Perhaps there were Ellison apologists among us - one of us was particularly sanguine about getting that quote, who wasn't even one of ours, on the t-shirt - but I never was one. I had already heard the story about the gopher about it, and I did hear the *other* story about Ellison that wasn't as funny as the call at midnight one.

The fact was, we had several people we respected that were friends with him, and this is because I have listened down the ages to lots of people tell me that Ellison can be extremely generous and supportive and has been so to people in the field in the past.

I'm sorry for him. He hasn't aged well, and he's finally managed to exhaust the reservoir of good will the community had for him. The incident has indeed been useful, and I am pretty proud of how the community reacted to it.

Oh - and I had read the excerpts online of Chris Priest's The Book On The Edge Of Forever, too.

Hey Claire -- Interesting stuff here.

The issue of Harlan's behavior being encouraged and indulged by the SF community for years came up over here and I think PNH nailed it in his response. The times they are a'changin. I, for one, have never had any patience for the HE crap; he started berating me once when I picked up the phone at someone's house I was visiting who _was_ friends with him (he mistook me for the lady of the house) -- I hung up on him right away. Which made everyone a little upset, but, you know: fuck that. There is no excuse for someone who behaves this way. Zero.

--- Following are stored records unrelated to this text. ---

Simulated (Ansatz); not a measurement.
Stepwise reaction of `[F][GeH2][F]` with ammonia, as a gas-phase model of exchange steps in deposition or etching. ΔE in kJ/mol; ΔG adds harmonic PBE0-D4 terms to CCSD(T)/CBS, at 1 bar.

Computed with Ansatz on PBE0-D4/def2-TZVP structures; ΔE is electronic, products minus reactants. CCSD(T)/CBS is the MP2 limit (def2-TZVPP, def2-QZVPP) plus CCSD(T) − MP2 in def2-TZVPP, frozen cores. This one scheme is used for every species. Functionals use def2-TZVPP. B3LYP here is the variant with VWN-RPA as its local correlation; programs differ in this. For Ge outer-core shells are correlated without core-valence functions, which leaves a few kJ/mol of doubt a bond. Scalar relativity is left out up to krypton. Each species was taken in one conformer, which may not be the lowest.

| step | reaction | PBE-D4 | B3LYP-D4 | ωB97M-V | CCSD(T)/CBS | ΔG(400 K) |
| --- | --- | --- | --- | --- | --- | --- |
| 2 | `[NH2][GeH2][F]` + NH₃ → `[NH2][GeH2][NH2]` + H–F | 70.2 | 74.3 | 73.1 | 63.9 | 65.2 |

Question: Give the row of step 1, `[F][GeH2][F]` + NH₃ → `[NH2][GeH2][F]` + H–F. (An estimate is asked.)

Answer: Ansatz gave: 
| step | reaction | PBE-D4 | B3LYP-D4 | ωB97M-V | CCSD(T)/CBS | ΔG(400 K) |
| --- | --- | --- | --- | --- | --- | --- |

anna, i realize that a lot of people at clarion west were not comfortable with his behavior, and that's part of the reason why we were hearing so much about it. but what i got mostly (and i could be wrong here) is that everyone was afraid of him, and that's why no one was clearly and loudly speaking up. if i'm wrong about that then i'm wrong. it wouldn't be the first time ;)

but yes, i agree with gwenda that the times seem to be a-changin', and that's probably because the guard is changing. folks are coming into more prominent positions in sf who simply won't put up with this kind of shit, and i'm glad of it. i'm just hoping they take ellison's pass away. i don't ever want to be at a con with him.

gwenda, now you have your very own harlan ellison story to tell to the kiddies! i don't envy you, though.

OK, Light, just cut it out, all right? You keep waiting till I'm asleep, sucking all my thoughts out of my head, giving them a good wash and brush up, putting them into a logical sequence and then displaying them enticingly in a blog that's smarter, better connected and just damn prettier than mine. And all I'm left with is "what she said."

What she said, OK.

wendy, if you'd stop editing that stupid, critically acclaimed rag, then you'd have time to bloop me (that's "blog scoop".)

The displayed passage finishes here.